An lvalue of type "cv1 B," where B is a class type, can be cast to type "reference to cv2 D," where D is a class derived (Clause 10) from B, if a valid standard conversion from "pointer to D" to "pointer to B" exists (4.10), cv2 is the same cv-qualification as, or greater cv-qualification than, cv1, and B is neither a virtual base class of D nor a base class of a virtual base class of D. The result has type "cv2 D."

The cast "pointer to D" to "pointer to B" is a valid standard conversion (§4.10):

A prvalue of type "pointer to cv D", where D is a class type, can be converted to a prvalue of type "pointer to cv B", where B is a base class (Clause 10) of D.

However, just because the cast works, doesn't mean it's okay to do. Note (§5.2.9):

If the object of type "cv1 B" is actually a subobject of an object of type D, the result refers to the enclosing object of type D. Otherwise, the result of the cast is undefined.

So this code results in undefined behaviour. You can cast from a base class to any of its derived classes, but you only have define behaviour if it truly is an object of that derived type.
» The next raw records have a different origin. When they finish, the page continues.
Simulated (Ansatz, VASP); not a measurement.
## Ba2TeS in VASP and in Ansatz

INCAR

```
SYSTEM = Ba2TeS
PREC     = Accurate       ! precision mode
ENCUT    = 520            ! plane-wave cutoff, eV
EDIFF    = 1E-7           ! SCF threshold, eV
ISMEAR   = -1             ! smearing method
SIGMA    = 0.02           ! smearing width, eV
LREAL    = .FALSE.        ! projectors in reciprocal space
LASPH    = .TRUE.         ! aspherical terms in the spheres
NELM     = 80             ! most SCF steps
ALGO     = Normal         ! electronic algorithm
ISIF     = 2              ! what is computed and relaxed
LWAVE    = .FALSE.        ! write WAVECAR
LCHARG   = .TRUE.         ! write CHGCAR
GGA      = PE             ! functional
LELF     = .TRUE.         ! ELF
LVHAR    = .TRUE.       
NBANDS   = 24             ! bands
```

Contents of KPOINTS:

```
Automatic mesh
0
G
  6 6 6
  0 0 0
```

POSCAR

So to answer the questions:

  1. It's a static_cast<Derived&>.
  2. Yes, because that's what's happening.
  3. It doesn't work anyway because it results in undefined behaviour.
  4. I can't be certain what the point was here. I'd expect that it might continue to perform as expected if you don't use any Derived specific features inside foo. However, if that's the case, just take a Base&.